Both of them were introduced before any previous notifications, so multiple users (including me, both times) updated Hugo, built website and uploaded it after changing little things and only later realising that their page is broken.
While the changes themselves are OK, I think the way they’re introduced could be improved.
Standard practice is to issue warnings during compilation when something is going to be deprecated soon. It would remedy lot of pain for many people surprised by those changes coming out of nowhere.
Secondly, I think those breaking changes should be more prominent within release notes themselves. Example from 0.60.0:
Also, if you have lots of inline HTML in your Markdown files, you may have to enable the unsafe mode:
Sounds like not very important side note, but actually tells about something very big for many people. Just bolding this text would do wonders.

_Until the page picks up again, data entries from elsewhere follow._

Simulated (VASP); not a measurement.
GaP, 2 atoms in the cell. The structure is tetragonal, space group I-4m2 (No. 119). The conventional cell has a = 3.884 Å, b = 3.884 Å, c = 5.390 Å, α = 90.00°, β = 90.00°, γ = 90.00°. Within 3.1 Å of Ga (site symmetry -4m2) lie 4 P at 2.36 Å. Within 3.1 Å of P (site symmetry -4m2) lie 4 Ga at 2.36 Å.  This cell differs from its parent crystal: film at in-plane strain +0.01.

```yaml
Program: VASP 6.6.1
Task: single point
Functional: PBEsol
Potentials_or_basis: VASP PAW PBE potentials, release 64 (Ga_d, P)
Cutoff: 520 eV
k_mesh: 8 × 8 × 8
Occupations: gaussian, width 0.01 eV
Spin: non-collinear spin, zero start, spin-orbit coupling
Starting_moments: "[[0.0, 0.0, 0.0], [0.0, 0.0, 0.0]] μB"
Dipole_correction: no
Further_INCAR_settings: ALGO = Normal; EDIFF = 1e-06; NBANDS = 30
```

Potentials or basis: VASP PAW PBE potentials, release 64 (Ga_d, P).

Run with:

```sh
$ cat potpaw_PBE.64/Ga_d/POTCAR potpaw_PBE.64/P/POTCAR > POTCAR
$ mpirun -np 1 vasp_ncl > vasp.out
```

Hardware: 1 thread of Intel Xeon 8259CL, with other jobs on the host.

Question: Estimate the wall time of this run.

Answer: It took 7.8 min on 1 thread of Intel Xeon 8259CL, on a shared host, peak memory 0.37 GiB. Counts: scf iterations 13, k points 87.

In before “RTFM before updating”, I believe what I described above is just common sense and being nice to users. We don’t follow release notes, news and monitor every change, so it’s very easy to be caught with pants down.
I initially agreed so I liked the post, but can’t take it away anymore. But now that I thought about it I’m not on board.
I think it’s the responsibility of the user to read the whole release notes. The second breaking change you mention was in the release notes, and even called out with a small example. That’s pretty decent. Because it could also have been buried in the list with Github commits.
So if the information is there we can’t really complain, right?
Do I agree that updating Hugo is a pain because it requires reading all the release notes and then testing all websites in detail? Yes. But updating any software takes a lot of time and energy, unfortunately.
Shouldn’t you just be using the version that is compatible, and then upgrade once you’ve converted your templates? That is why they have versioned releases.
So, we (I) try to behave good in this department. Most deprecation will live for a long time before removed. For the .Pages change we had no way to “keep the old” without creating a really ugly API – so we released one version with a deprecation warning saying that “In the next version this will change”, which obviously didn’t help if you skipped a few updates.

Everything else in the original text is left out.